3 Replies Latest reply on Jul 16, 2018 4:46 PM by swaroop.gantela

    Calculation to count duplicate values within a string

    Philippa Lehar

      I am looking to create a calculated field that counts the number of unique comma delimited values within a string.

       

      For example, of string: "New York, New Hampshire, Minnesota, Alabama, Colorado, New Hampshire, Alabama, Alabama, Florida" I would like to retrieve the result "6," since 6 unique cities are listed within the string.

       

      This calculation works well to count the overall character delimited values (in the example above, it gets me to "9") but I haven't figured out how to remove the 3 duplicate values to reduce the overall sum to 6:

       

      (LEN([City])-LEN(REPLACE([City],",",""))+1)

       

      Any suggestions on this would be greatly appreciated!

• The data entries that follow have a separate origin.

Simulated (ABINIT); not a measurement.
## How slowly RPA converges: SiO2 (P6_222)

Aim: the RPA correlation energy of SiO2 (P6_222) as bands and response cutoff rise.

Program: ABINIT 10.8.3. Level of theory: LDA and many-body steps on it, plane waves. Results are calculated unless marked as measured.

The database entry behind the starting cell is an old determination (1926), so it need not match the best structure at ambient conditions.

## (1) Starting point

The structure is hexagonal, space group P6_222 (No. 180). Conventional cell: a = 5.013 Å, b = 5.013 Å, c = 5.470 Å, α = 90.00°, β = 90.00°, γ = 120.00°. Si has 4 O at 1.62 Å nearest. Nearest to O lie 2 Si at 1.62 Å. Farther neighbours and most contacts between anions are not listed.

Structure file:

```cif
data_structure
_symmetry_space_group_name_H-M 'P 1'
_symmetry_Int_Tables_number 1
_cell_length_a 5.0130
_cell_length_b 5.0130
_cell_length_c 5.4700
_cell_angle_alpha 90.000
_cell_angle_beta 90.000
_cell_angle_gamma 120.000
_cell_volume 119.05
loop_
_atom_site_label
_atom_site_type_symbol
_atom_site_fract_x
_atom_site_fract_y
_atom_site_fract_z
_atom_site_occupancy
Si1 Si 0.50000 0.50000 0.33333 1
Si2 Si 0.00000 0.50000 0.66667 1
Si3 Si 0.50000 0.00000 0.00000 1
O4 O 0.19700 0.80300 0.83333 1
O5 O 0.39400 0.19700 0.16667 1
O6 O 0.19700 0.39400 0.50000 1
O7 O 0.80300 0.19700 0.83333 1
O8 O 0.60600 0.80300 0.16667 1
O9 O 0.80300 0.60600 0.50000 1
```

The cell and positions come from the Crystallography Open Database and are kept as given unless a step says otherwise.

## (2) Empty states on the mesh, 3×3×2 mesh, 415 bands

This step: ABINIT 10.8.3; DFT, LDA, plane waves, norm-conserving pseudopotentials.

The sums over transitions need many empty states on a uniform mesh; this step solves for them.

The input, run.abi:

        • 1. Re: Calculation to count duplicate values within a string
          Deepak Rai

          Hi Philippa,

          Actually this is too easy in 10.2 and above, You just need to use a Cartesian Join on 1:1  and  a Count. So Get a List of Cities from Net , then do a Cartesian Join with your data and then use  a count to get this.

           

          Thanks

          Deepak

          If it Helps, Pl mark it Helpful and CORRECT to Close Thraed

          • 2. Re: Calculation to count duplicate values within a string
            Alex Kerin

            Deepak's solution works excellently. I wanted to see if this could be done without the city list being created, and without modification of the original file.

             

            This can be done in custom SQL or in my case Tableau Prep.

             

            Basically you take the source (Excel), split the city into separate city columns, pivot those together to get a column of just individual city names (but with lots of repetition), remove all but this column, use the aggregate grouping to just get distinct rows resulting in a list of cities, add an ID for the join.

             

            Join this in the same way as Deepak does with another copy of the file, add the ID, left join, use a similar calculation as Deepak to check for the city name, then aggregate again to the original rows and the countd of cities.

             

            This would fail with more than 9 cities (though that could be changed), and if you had two rows with the same original city string. This could be fixed with a unique ID.repeat.PNG

            • 3. Re: Calculation to count duplicate values within a string
              swaroop.gantela

              Philippa,

               

              You could also try a RegExp replace like this:

               

              REGEXP_REPLACE([Cities],'\b(\w+)\b,\s*(?=.*\b\1\b)',"")

               

              and then count the commas in the result of that.

               

              Although the above regexp doesn't quite correctly remove all

              the duplicate words (there is a residual "New"), it should remove

              all the commas associated with a duplicate, so the count should work.


              Please see workbook v10.3 attached in the Forum Thread.